Insurance lawyers need a good process for taking on a case. This includes a good intake sheet and a thorough discussion about the case.
I. One issue to discuss is the number or prior claims that the client has had in the past. What repairs were competed? An insurance company adjuster will use prior claims or lack of repairs to their advantage if possible. Adjusters have access to this information and will use it fruitfully for themselves. Having copies of repair receipts and photos are very helpful for the claimant. Sometimes an expert is needed.

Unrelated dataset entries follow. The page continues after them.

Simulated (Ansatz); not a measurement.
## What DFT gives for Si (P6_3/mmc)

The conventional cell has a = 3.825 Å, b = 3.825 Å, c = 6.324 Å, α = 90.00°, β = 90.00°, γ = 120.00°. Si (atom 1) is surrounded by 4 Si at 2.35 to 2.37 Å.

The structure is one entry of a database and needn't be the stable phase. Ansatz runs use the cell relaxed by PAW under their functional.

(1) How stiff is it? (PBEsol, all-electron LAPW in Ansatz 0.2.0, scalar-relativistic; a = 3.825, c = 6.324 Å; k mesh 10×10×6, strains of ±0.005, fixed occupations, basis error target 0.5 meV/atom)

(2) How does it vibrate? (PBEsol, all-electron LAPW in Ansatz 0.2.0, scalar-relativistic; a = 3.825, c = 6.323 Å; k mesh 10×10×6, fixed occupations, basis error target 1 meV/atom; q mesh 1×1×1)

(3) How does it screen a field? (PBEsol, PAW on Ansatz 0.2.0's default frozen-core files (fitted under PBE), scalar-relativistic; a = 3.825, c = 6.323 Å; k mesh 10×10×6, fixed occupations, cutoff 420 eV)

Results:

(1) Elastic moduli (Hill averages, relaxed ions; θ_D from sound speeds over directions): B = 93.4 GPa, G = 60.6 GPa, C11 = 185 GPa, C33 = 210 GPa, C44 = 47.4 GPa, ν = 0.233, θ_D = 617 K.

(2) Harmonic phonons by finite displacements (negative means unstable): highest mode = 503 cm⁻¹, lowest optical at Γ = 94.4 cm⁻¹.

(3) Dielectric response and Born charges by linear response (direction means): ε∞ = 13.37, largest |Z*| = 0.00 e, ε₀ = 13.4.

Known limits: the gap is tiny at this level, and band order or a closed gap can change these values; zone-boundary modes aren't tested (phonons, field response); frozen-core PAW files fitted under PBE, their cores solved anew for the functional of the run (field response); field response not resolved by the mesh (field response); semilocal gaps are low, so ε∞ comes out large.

II. Inspection tends to be the part of a case that has the most varied, and often polarized account of what exactly happened to cause the claim. The attorney needs to know if the client was present when the property was inspected. Too many times, the adjuster acted on his own without the claimant being present. Knowing what the adjuster did can often times help the claim. It may increase the value of the claim or lessen it. The insured needs to be sure and point out all the damage the insured is aware of and know whether or not the adjuster looked for other damage
III. Public adjusters are sometimes helpful to the claim. Other times they hinder being able to get the claim settled fairly. It is important to remember that state law prevent an attorney from offering payment to a public adjuster in exchange for referring the case. This law is found in the Insurance Code, Section 4102.164.
IV. Claims must be reported as soon as the insured becomes aware of the claim. Prompt reporting will help in getting the claim resolved favorably plus, it is a requirement in insurance policies. This is often times difficult when it comes to roof damage claims for obvious reasons. Thus, it is important to inspect the roof after every severe weather event.
V. What is the coverage in the policy? Just assuming a policy covers a claim is the wrong approach. The policy needs to be read in full, including endorsements, exclusions, limitations, and amendments to the policy. The insurance attorney should verify coverage was in place during the relevant time frame. The insurance attorney must also determine the damage is covered by the policy. What does the policy say about appraisals and how they are to be conducted and under what circumstances? Also, what are the limits to coverage and what are the applicable deductibles?